We live in the age of Big Data. Yet, in this screen-filled, digital-obsessed world, having a plethora of data isn’t enough. It’s how that data is analyzed and used that truly matters. Given this wave of information, many brands are quickly jumping at the opportunity to customize their digital experiences. To better understand what personalization can do for your brand, it’s important to first identify what kind of customer data you should be paying attention to. Where are your users? What are they interested in? What are their site behaviors? And the mother of these questions: What goals am I trying to reach through personalization?

Recently, a fairly new martech acronym has been introduced to help answer these questions: CDP (Customer Data Platform)—not to be confused with DMP (Data Management Platform).

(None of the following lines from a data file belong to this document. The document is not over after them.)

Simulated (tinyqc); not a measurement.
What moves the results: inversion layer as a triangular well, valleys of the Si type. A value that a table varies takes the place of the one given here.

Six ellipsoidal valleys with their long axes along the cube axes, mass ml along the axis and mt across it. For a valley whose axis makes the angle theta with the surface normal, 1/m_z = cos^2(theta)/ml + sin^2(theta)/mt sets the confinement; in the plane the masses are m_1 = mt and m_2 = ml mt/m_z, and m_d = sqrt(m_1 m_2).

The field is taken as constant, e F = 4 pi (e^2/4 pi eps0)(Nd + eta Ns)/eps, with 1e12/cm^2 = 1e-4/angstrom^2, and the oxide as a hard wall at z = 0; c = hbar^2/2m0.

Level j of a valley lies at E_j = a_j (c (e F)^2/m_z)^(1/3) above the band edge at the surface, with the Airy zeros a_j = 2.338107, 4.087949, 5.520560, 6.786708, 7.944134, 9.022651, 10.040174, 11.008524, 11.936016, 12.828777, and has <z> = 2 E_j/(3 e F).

Let’s take a closer look at how CDPs differ in the martech space and what makes this data management type appealing for marketers.

What are CDPs?

A relative newcomer to the martech space, CDPs are a form of 1:1 marketing that use first-party data to personalize experiences based on real consumer identities—meaning that existing users are the target. These platforms shift the proverbial steering wheel from the hands of IT staff (as with CRMs) to marketers’ —which is largely their appeal. As the governor of their own data, marketers are able to integrate CDPs with their other platforms, including DMPs and CRMs, in order to amplify their marketing, advertising and sales.

What do CDPs do with the data?

CDPs collect information across all stages of a known customer’s journey—from the initial Google search, to signing up for the newsletter—and use that data to form segmented groups based on their interests, behaviors and demographics. The personal identifiable information (PII) gathered by CDPs offer marketers a single view of their customers. From there, the content is tailored across both earned and owned platforms to meet the needs and interests of each individual within a designated segment.

Who should use them?

B2C brands should primarily consider a CDP, as their features naturally lend themselves to personalizing content for users whose activity indicated interest in other products or services based (i.e., welcome back, John!).

More recently, conversation has surfaced around the benefits of using a CDP in tandem with a DMP, as each has a natural complement to how the other channel uses customer data. Where a CDP helps nurture existing customers, DMPs can expand that audience, allowing marketers focus on both breadth than depth, combining to create more refined look-alike models by linking first and third party data. While this might seem like the personalization jackpot, there are a couple of hesitations (and big ones) to consider:

  • Unless you have a limitless budget, the cost of using both is likely enough to halt you in your tracks.
  • Additionally, this kind of high-level personalization puts brands at risk for being perceived as just plain creepy.
  • The newness of CDPs leaves much up to speculation, as the question remains as to how much personalization is too much, probing the question: Is there something to be said for wasted efforts?

With personalization, each brand should think through all options for customer data management, thoroughly considering which approach is best for their business and goals. In combining two or more platforms, a new level of understanding for customers and clients may be in sight—but marketers needn’t neglect to recognize the risk of over-personalization. As the media landscape continues to shift and more martech and adtech platforms emerge, we’re excited to be helping brands explore and evaluate the right mediums.